Belling the Cat

Spring is here! The days are warm, the birdfeeders are out, and I’m enjoying the company of songbirds who build their seasonal homes beneath my awning.

Except that the neighbor’s cat keeps coming here and killing them.

I. HATE. THAT. CAT.

I got one of those live animal traps, the kind you use for coons and foxes. My plan is to trap the cat and tie a cowbell around its neck. Maybe step on its tail a few times.

Two weeks later, the trap is still empty. Seriously, eff that cat.

There’s an episode of Tom and Jerry where a pair of mice are trying to bell a cat. Jerry the Mouse attempts to tie a bell on the cat’s neck while the cat is asleep; the cat wakes up and mauls him. Baby Mouse takes a different tack: He wraps a bell in a gift box with a bow, presents it to the cat, and the cat is so delighted by the gift that he puts the bell on himself, never realizing its underlying purpose.

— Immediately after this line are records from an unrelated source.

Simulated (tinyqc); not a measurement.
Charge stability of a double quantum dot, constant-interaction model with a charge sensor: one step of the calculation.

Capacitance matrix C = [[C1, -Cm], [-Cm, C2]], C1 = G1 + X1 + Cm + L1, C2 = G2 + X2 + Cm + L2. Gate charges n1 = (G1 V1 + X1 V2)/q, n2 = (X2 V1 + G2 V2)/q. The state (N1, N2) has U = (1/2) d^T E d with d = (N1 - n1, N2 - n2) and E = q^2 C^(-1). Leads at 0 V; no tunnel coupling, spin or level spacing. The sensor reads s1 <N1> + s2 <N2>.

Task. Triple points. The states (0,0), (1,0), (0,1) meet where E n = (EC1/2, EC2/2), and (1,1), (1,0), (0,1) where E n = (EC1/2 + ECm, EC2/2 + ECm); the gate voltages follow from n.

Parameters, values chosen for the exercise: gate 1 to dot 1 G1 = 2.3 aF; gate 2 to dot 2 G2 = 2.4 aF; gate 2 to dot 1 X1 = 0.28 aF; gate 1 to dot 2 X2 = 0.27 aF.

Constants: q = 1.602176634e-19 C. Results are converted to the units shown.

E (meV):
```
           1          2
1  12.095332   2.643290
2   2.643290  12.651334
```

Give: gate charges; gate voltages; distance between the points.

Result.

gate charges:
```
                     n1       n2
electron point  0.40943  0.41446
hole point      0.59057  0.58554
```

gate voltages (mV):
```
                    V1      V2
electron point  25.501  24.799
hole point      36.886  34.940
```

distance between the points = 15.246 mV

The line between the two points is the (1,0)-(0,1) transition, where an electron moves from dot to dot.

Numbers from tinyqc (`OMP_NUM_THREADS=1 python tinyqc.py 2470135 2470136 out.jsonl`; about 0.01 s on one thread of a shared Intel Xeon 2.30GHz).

Isn’t that what Google and Facebook and friends are doing? If the government demanded unfettered access to our private lives, there would be massive outrage. Instead, the tech behemoths present us with Free Email, Free Photo Albums, Free Cloud Storage, and we tie the bells around our own necks. We never intended to carry always-on location-tracking devices, but who can resist a Free Map service?

Don’t look a gift horse in the mouth — and that’s exactly how you end up with the Greek army inside your city walls.

7 thoughts on “Belling the Cat

  1. Wow you really need to address your privilege in thinking this way. Who are you to look down on others who NEED to take advantage of free services? Standard Silicon Tower nonsense once again.

  2. This, or the next version of this that has the “Tom and Jerry..” graph as the second with a better lead-in and some more elaboration after, is the one the browser should have linked to.

    Taiba also has an excellent point although I’d make it with none of [their] words: Facebook et al are “free” or payable with nonmonetary tokens, where do the moneyed get off on attempting to revoke the less privileged’ currency?

    1. Oh, I assumed that Taiba was trying to make a joke — The Silicon Tower needs to check its privilege with regards to criticizing free services like Facebook? But but we BUILT these services! 🙂

      I believe in free-market capitalism, where people should be allowed to pay for services with data, personal info, or whatever currency they have available. However, markets fail in the presence of information asymmetry, when one party does not realize what they’re actually trading. The criticism against Facebook & other free services is that users are not informed about what data they’re giving up or how it’s being used, resulting in a Market for Lemons — NOT that anyone should have their currency revoked.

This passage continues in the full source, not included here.